Last month we talked with Sandy Praeger, president of the National Association of Insurance Commissioners (NAIC) about changes suggested for the insurance industry within the Blueprint released by the Department of the Treasury back in March. (For more on the Blueprint got to www.ustreas.gov/offices/domestic-finance/regulatory-blueprint.) Not surprisingly, Praeger was critical. The suggested modifications, she said, would cause more problems than they would solve, and impair the effectiveness of current regulation and consumer protections.
You might think the insurance industry would be united on the opposite side, jumping up and down and cheering for the proposed Optional Federal Charter (OFC) and all the rest. Not so, however. While some segments of the industry are very pleased, others are just as opposed as NAIC, if not for the same reasons.

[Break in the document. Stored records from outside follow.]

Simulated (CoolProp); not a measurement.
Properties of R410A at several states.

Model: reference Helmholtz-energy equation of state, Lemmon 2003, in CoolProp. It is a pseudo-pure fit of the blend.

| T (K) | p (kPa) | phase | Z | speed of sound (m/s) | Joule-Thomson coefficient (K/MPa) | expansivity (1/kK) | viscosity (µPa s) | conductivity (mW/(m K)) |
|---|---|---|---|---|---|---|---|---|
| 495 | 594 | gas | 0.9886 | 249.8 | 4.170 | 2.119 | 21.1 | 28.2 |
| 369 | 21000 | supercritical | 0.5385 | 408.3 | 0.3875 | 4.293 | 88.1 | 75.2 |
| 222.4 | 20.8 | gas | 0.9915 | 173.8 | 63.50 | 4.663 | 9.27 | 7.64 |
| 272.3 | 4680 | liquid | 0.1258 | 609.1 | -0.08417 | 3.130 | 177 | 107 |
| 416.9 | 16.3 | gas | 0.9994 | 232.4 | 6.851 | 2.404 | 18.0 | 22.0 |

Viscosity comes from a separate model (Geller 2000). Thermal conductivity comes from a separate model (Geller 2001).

American Council of Life Insurers (ACLI)
ACLI's Jack Dolan says that his group is, of course, very much in favor of the OFC; in fact, it was one of its earliest supporters. Why? To ACLI, the OFC represents "modernization of insurance regulation, which is sorely needed." Dolan points out that insurance regulation originated "with the concept that all insurance was local, and of course that's no longer the case." Citing "serious and global" challenges facing the life insurance industry, Dolan says that a federal presence in regulation is needed. Among other things, he says the life insurance industry needs to "have a seat at the table" when public policy decisions are made, dismissing the possibility that that seat might be adequately filled either by ACLI or NAIC–"neither one is congressionally authorized, and we're both just trade organizations"–and pointing out the fact that states have a "constitutional inability . . . to enter into regulatory agreements with their international counterparts."